Wine industry professionals head for Sacramento each winter. The annual Unified Symposium held at that city’s Convention Center draws thousands from both grapegrowing and winemaking segments of the business.

Attendees typically fill the ballroom of a nearby hotel one morning to hear various experts define the state of their industry. Later, they can attend smaller seminars catering to individual interests. This year growers could check out sessions such as Applying Research Results in My Vineyard: What Are Research Dollars Doing for My Business? Winemakers were more likely to reserve places at seminars like Revisiting Microoxygenation. Business topics packed the smaller rooms, too. What small operation wouldn’t be intrigued by the potential to circumvent the archaic three-tiered distribution system suggested by Selling Your Wines Direct to the Consumer?
      
      

Ted Huber pours a second sample of his Indiana Blueberry
Port for Brendan Cooke.

Of course, there’s a trade fair, too, and spread over what seems acres are vendors of products large (tractors and overhead picking machines), small (corks and closures) and sizes in between.

This annual three-day event is part my continuing wine education. It’s business, but at times it can be fun. Such is the case of the annual tasting when promotional boards from around the country pour their products. Much of it is splendid. Cabernet from Napa Valley? Pinot Noir from Santa Barbara? Good stuff of course, but then it’s presumed to be and I’m familiar with much of it.

A few years ago I bellied up to the wines from Texas table where I experienced a couple of Cabernet Sauvignons that were outstanding by any standard. The fellow who poured them, Craig Parker, was also the winemaker—an Australian making great Cab in Texas Hill Country . . . who’d have thought it?

Not every state is as blessed as California. Most don’t share its relatively long winegrowing history and benign climate. Sometimes I think people devoted to developing wineries elsewhere might be deemed heroic. Or maybe they’re just misguided.

I’ve tasted some truly awful wines from other areas, but I’ve found some nice ones, too. In the last couple of years I’ve visited Texas and Colorado to learn more about their developing wine industries and was invited back to judge at competitions in both states. Just a few months ago I explored a relatively new Missouri wine region south of St. Louis along the Mississippi River and will be reporting on that visit in the next few weeks. On these sojourns I’ve met a raft of nice people and learned a lot along the way.

For the last three years I’ve cajoled friends and colleagues to taste with me at the Unified Symposium. Our “assignment” is to find a wine we like, preferably something with personality. We must eschew California wines in this exercise. That goes for Oregon and Washington entries, too. So, glasses in hand, we go off on a two-hour expedition to find trophies in wine’s hinterlands.

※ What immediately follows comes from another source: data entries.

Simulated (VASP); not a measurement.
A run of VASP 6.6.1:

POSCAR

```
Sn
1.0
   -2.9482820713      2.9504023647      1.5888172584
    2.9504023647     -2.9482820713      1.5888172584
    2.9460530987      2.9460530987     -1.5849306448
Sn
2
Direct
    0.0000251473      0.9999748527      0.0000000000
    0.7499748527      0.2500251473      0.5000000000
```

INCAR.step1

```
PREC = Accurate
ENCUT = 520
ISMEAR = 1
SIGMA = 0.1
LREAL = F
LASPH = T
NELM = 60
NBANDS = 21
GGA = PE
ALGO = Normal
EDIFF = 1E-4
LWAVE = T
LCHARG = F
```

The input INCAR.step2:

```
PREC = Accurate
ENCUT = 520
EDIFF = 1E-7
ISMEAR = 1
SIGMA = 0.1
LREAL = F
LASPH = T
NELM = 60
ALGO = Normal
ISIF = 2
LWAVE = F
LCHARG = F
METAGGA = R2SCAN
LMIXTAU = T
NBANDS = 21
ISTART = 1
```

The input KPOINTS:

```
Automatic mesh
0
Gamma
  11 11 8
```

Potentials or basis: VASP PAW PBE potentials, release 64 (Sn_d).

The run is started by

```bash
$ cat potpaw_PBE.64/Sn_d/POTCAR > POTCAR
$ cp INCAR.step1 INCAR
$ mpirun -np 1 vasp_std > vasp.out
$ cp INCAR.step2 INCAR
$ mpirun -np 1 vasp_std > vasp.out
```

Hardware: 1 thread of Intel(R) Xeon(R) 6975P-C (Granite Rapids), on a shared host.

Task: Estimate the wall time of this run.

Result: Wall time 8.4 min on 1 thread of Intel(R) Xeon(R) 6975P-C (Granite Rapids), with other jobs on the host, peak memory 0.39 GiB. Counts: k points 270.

This year Brendan Cooke was the first scout to report a positive development. He’d found a port. He thought it was made from blueberries, he said. Were this recommendation coming from someone else, it might have been met with a sceptical, arched-eyebrow response. However, Brendan was reared in England. And those Brits know their Ports.

The rest of us trooped over to the Indiana table where we met Ted Huber, owner and winemaker at Huber’s Orchard & Winery (www.huberwinery.com). His Borden, Indiana winery is situated on land an ancestor purchased in 1843—a man who was a fruit farmer and winemaker in his native Baden-Baden, Germany. Ted did, indeed, have a Port-style wine made from blueberries and it was very good. Did it taste like a “real” Portugese vintage Port? Not exactly, but it was closer in style, I thought, to a vintage Port than a ruby or tawny. And, if judged on its own merits, it was a fine drink—one that would be splendid if served in traditional after-dinner circumstances with blue cheese and nuts. A bottle of the Huber Blueberry Port is $15.99.
      
      

Patty Held-Uthlaut, Director of PR for
Missouri's Stone Hill Winery, shares
the 2003 Norton with Mike Eady.


Michael Eady, whose work has appeared frequently in both this publication and in Taste California Travel, found a wine from Hermann, Missouri to his liking. The 2003 Stone Hill Winery Norton is a dry table wine, which might be appropriate in circumstances where a Zinfandel—or other red variety familiar to Californians--would be served. The Norton is a hardy native American grape which is virtually unknown on the West Coast, but well-suited to vineyards located in harsher climates such as those of Missouri and Virginia. Perhaps more than Zinfandel, it reminded me of brawnier wines from France’s Rhone Valley containing Syrah, Grenache or Carignane. It delivered plenty of character without the excess alcohol of so many food-unfriendly California wines. Neither Mike nor I would have any hesitation pouring this one with roast lamb or barbecued steaks. The 2003 vintage is priced at $17.99 at the winery (www.stonehillwinery.com).





      
      

Gary Young (left) and winemaker Bryan Ulbrich celebrate a
good Riesling from Peninsula Cellars in Michigan.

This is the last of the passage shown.